Mon Dec 4th through Sat the 9th, 2017 at Long Beach Convention Center
The authors present a dynamical system based analysis of simultaneous gradient descent updates for GANs, by considering the limit dynamical system that corresponds to the discrete updates. They show that under a series of assumptions, an equilibrium point of the dynamical system is locally asymptotically stable, implying convergence to the equilibrium if the system is initialized in a close neighborhood of it. Then they show how some types of GANs fail to satisfy some of their conditions and propose a fix to the gradient updates that re-instate local stability. They give experimental evidence that the local-stability inspired fix yields improvements in practice on MNIST digit generation and simple multi-modal distributions.
However, I do think that these drawbacks are remedied by the fact that their modification, based on local asymptotic theory, did give noticeable improvements. Moreover, the local stability proof is a bit non-trivial from theoretical point of view.
I think this paper provides some nice theoretical results in GAN training and gives interesting insights to GAN training through the dynamical system lens. The most promising part of the paper is the fact that their theory inspired fix to gradient descent yields experimental improvements.
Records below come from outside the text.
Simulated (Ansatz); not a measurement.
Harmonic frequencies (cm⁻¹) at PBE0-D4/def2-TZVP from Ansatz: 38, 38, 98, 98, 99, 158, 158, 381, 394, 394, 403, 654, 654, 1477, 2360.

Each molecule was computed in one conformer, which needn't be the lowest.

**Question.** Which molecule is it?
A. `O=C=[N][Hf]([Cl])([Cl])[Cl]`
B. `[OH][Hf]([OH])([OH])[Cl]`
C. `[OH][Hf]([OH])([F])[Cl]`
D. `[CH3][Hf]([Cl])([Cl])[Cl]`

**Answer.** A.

The theory part of the paper has some drawbacks: the assumptions that under equilibrium the discriminator outputs always zero is fairly strong and hard to believe in practice. In particular, it's hard to believe that the generator will be outputting a completely indistinguishable distribution from the real data, which is the only case where this could be an equilibrium for the discriminator. Also the fact that this is only a local stability without any arguments about the size of the region of attraction, might make the result irrelevant in practical training, where initializing in a tiny ball around the equilibrium would be impossible. Finally, it is not clear that local stability of the limit dynamical system will also imply local stability of the discrete system with stochastic gradients: if the variance in the stochastic gradient is large and the region of attraction is tiny, then a tiny step outside of the equilibrium together with a high variance gradient step could push the system outside of the region of attraction.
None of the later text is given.